A Bumpy Road To The Inflation Target

General Jon Muir 16 Jan

A Bumpy Road To The Inflation Target

 

Canada’s headline inflation number for December ’23 moved up three bps to 3.4%, as expected, as gasoline prices didn’t fall as fast as a year ago. These so-called base effects were also evident in the earlier US inflation data for the same month.

Additional acceleration came from airfares, fuel oil, passenger vehicles and rent. Prices for food purchased from stores rose 4.7% yearly in December, matching the increase in November (+4.7%). Moderating the acceleration in the all-items CPI were lower prices for travel tours.

A Bumpy Road To The Inflation Target

On a monthly basis, the CPI fell 0.3% in December after a 0.1% gain in November. Lower month-over-month price movements for travel tours (-18.2%) and gasoline (-4.4%) contributed to the monthly decline. The CPI rose 0.3% in December on a seasonally adjusted monthly basis.

Two key yearly inflation measures that are tracked closely by the Bank of Canada and filter out components with more volatile price fluctuations — the so-called trim and median core rates — increased, averaging 3.65%, from an upwardly revised 3.55% a month earlier. That’s faster than the 3.35% pace expected by economists. The trim rate rose due to the movements of rent and passenger vehicle prices.

Another important indicator, a three-month moving average of underlying price pressures, rose to an annualized pace of 3.63% in December from 2.94% in November, according to Bloomberg calculations. The Bank of Canada follows this metric closely because it reveals shorter-term inflation trends.
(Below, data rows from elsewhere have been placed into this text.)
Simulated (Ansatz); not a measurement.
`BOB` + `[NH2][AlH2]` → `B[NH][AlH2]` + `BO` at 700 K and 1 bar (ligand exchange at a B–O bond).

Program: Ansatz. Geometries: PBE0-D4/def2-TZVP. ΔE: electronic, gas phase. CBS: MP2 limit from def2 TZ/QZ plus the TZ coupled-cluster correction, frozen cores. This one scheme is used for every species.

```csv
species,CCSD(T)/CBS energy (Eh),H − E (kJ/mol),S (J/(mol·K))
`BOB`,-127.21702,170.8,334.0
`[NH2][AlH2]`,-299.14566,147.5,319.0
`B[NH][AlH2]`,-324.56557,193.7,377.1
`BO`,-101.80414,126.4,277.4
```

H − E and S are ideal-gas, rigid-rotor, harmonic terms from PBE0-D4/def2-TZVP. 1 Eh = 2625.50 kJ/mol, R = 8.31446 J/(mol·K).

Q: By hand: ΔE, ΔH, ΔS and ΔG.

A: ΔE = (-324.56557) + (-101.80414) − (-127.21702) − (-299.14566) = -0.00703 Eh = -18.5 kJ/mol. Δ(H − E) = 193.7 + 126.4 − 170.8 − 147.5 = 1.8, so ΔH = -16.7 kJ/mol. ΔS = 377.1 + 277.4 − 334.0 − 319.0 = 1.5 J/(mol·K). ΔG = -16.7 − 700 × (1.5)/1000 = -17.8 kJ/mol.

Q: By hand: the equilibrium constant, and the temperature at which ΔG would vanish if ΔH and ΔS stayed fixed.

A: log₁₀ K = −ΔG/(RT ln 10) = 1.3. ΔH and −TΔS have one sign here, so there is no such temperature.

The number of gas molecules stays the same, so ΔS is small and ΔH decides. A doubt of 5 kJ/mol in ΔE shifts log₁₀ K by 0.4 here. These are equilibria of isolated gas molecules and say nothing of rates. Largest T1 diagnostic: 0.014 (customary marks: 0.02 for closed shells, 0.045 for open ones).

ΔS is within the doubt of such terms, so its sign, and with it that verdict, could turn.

A Bumpy Road To The Inflation Target

According to Bloomberg News, following the release of today’s CPI data, “the yield on two-year Canadian government bonds rose about four basis points to 3.857%…Traders in overnight swaps pushed back bets on when the Bank of Canada will start cutting rates to July, from as early as April before the release.”

 

Bottom Line

This is the last major data release before the Bank of Canada meets again on January 24th. I concur with the widely held view that the rate pause will continue at the next meeting despite evidence that the economy is slowing. Governor Tiff Macklem will err on the side of caution before beginning to cut overnight rates. The last reading on wages showed a 5.4% y/y rise, and yesterday’s housing release showed a bump in sales. Macklem and Co. will keep their powder dry until they see an all-clear signal that core inflation is sustainably below 3%.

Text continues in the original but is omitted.